Record Backlog of $37.8 Million; Net Earnings of $0.2 Million; Management Reiterates Full-Year Guidance

Fort Lee, NJ, August 11, 2016 / PRNewswire / – Pioneer Power Solutions, Inc. (Nasdaq: PPSI) (“Pioneer” or the “Company”), a company engaged in the manufacture, sale and service of electrical transmission, distribution and on-site power generation equipment, today announced its financial results for the second quarter and year-to-date periods ended June 30, 2016.

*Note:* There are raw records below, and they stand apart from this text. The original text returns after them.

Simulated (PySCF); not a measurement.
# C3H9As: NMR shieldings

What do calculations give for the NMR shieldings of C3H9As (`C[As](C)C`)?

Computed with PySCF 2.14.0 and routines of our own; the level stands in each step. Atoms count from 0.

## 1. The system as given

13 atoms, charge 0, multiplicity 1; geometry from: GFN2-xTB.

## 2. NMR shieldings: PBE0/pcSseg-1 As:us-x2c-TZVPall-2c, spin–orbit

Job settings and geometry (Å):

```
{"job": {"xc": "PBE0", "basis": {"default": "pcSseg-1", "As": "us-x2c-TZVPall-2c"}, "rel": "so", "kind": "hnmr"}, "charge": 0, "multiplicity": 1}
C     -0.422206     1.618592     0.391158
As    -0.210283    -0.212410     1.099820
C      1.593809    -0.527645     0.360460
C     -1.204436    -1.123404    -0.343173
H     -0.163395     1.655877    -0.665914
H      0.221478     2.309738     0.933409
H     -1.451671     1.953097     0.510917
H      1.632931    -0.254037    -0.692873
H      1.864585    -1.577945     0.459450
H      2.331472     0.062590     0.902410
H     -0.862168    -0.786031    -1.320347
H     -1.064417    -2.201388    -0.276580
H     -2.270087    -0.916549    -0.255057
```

Nathan Mazurek, Pioneer’s Chairman and Chief Executive Officer, said, “This represents the third consecutive quarter that we have delivered results that reflect the underlying sales and earnings power of Pioneer. We achieved a double-digit increase in sales in the second quarter, and our strong backlog supports our expectations for continued growth. Our operating income and Adjusted EBITDA both improved by $2.1 million compared to the second quarter of 2015. This improvement over the past year is the direct result of specific actions to eliminate losses at two divisions, putting us back on the right path for growth and improved profitability. As a result, we continue to advance towards achieving our full-year 2016 guidance.”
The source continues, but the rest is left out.